The primary measure of relatedness between keys is the number of notes shared in common: The greater the overlap, the more closely related the keys. Each Major key contains seven notes: Thus, the greatest possible overlap is six notes. Because there are twelve pitches in the chromatic scale, the minimum overlap is two notes (five distinct for each key plus two shared=all twelve pitches of the chromatic scale.)
In the West, hearing and vision are often correlated: For instance, we speak of pitches as “high” and “low” and of melodies “rising” and “falling.” This cross-domain mapping is not universal: As ethnomusicologists have shown, to the ancient Greeks, pitches were “sharp” or “heavy,” in Bali they are “small” or “large,” to the Saya people of the Amazon “young” and “old.” In Zimbabawe, what we call low pitches are “crocodiles,” whereas high ones are “those who follow crocodiles.” (Eitan and Timmers, “Beethoven’s last piano sonatas and those who follow crocodiles,” 9th International Conference on Music Perception and Cognition, 2006).
To Western ears, our musical-spatial framework is so ingrained, it is hard to realize it is only a cultural metaphor: To us. the piccolo is “above” the tuba, the singer “reaches” for her high note and voices may move in “parallel” or “contrary motion.”

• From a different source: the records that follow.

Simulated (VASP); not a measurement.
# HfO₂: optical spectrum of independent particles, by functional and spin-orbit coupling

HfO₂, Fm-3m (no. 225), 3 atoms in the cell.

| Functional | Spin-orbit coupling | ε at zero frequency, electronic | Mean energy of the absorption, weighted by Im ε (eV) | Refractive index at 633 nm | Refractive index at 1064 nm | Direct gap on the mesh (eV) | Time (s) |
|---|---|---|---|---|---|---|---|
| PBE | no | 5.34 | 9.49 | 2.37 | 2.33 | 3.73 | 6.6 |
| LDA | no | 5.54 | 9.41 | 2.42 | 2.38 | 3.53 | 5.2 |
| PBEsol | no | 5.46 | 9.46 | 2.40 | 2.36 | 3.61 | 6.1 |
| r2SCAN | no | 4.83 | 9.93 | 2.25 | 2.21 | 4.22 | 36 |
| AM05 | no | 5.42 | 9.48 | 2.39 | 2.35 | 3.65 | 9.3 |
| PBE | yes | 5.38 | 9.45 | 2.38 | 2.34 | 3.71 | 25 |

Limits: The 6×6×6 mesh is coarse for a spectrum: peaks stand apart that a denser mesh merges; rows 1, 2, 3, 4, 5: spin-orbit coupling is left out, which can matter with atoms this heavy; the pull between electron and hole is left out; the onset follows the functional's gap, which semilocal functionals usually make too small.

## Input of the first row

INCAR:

While individual pitches are aligned on a vertical plane—up and down--keys tend to be “visualized” on a horizontal plane — near and far. Closely related keys are perceived as ”neighboring,” whereas those that are not are perceived as “distant.”
For instance, the pitches B and C lie very close together:
Meanwhile, there is a wider interval between C and G:
With respect to keys, however, the opposite is true: Because the keys of C-Major and G-Major share six notes in common, they are perceived as neighboring.
Meanwhile, C-Major and B-Major—which share only 2 of 7 notes—are heard as far apart.
The circle of fifths is an iconic diagram of keys arrayed in circle, like the face of a clock: The more notes two keys share in common, the closer they lie on the circle.
Each Major key is paired with the minor one whose “natural” form shares the same scale: For instance, the keys of C-Major and a-natural minor share exactly the same seven pitches. These are called the relative Major and minor, because their pitch content is so closely related.
The circle of fifths is the primary way of visualizing harmonic distance. It is common to speak of “traveling” around the circle. Note that, just as with the twelve-hour time cycle, twelve steps around the circle of fifths returns you to your starting point.